9. All The President’s Men (1976) Directed by Alan J. Pakula
Ripped from recent headlines, those pertaining to the 1972 Watergate scandal that lead to the impeachment of then-U.S. President Richard Nixon, “All The President’s Men” takes what could have been somewhat dry subject matter, the work by journalists Bob Woodward and Carl Bernstein to expose the truth to the world of what happened, and infuses it with a vitality and urgency.
An angry and focussed comment on what was happening in America in the Seventies, Robert Redford and Dustin Hoffman created a strong chemistry between the two of them as two men outraged by what was going on around them and, like the rest of the world, determined to work their way through the double speak and red tape that hid the reality.
An excellent film, this is a great place to start if you’re unfamiliar with the work of Dustin Hoffman.

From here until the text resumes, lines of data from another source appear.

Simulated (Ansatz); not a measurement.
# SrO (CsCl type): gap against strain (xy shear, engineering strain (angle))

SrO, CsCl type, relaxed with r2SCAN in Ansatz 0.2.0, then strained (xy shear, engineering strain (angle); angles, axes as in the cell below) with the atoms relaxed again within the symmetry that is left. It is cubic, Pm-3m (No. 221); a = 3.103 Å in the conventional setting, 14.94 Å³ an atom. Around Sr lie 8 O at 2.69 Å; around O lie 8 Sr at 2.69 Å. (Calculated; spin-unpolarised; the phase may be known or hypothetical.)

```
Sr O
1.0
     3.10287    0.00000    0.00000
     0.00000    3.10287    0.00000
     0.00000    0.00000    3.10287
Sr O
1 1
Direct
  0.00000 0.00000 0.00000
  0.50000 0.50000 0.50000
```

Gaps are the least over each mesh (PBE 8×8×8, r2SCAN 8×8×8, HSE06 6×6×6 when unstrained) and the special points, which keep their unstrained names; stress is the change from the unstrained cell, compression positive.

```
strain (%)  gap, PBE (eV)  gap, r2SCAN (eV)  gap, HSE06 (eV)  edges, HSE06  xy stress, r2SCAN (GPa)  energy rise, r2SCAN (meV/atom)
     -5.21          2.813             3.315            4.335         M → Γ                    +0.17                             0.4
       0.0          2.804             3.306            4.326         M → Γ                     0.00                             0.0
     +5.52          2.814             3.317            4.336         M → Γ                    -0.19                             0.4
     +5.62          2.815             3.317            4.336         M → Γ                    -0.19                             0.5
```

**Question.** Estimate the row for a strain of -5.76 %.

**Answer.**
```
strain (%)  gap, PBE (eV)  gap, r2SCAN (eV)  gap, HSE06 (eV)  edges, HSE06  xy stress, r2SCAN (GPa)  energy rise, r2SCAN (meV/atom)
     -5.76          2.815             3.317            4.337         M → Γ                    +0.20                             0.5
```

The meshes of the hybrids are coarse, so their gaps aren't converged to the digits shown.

8. Tootsie (1982) Directed by Sydney Pollock
Mercilessly taking the mickey out of his somewhat ‘difficult’ reputation as an actor, Hoffman creates one of the yardstick roles of his career in the extremely funny “Tootsie”. He plays Michael Dorsey, a struggling and desperate out of work actor who ends up going to an absolute extreme to secure a role: dressing up as a woman and becoming Dorothy Michaels.
Michaels becomes a superstar in a soap opera and a feminist icon for women everywhere. The irony and loaded situation is nothing short of delicious, particularly with the brilliant writing the film possesses. Hoffman again totally throws himself into the role. The scene where, on live television, he reveals his true self is one for the ages. “Tootsie” is Hollywood comedy at its finest.
7. Marathon Man (1976) Directed by John Schlesinger
Once again teaming up with his “Midnight Cowboy” director, Hoffman plays a history graduate who increasingly finds himself in the wrong place at the wrong time. A story involving stolen diamonds, crooked FBI agents and an unflinching, sadistic Nazi war criminal, “Marathon Man” does and excellent job at depicting the uncertainty and paranoia that ran through middle America in the Seventies, particularly in the aftermath of president Richard Nixon’s impeachment and the somewhat gutless government that immediately followed.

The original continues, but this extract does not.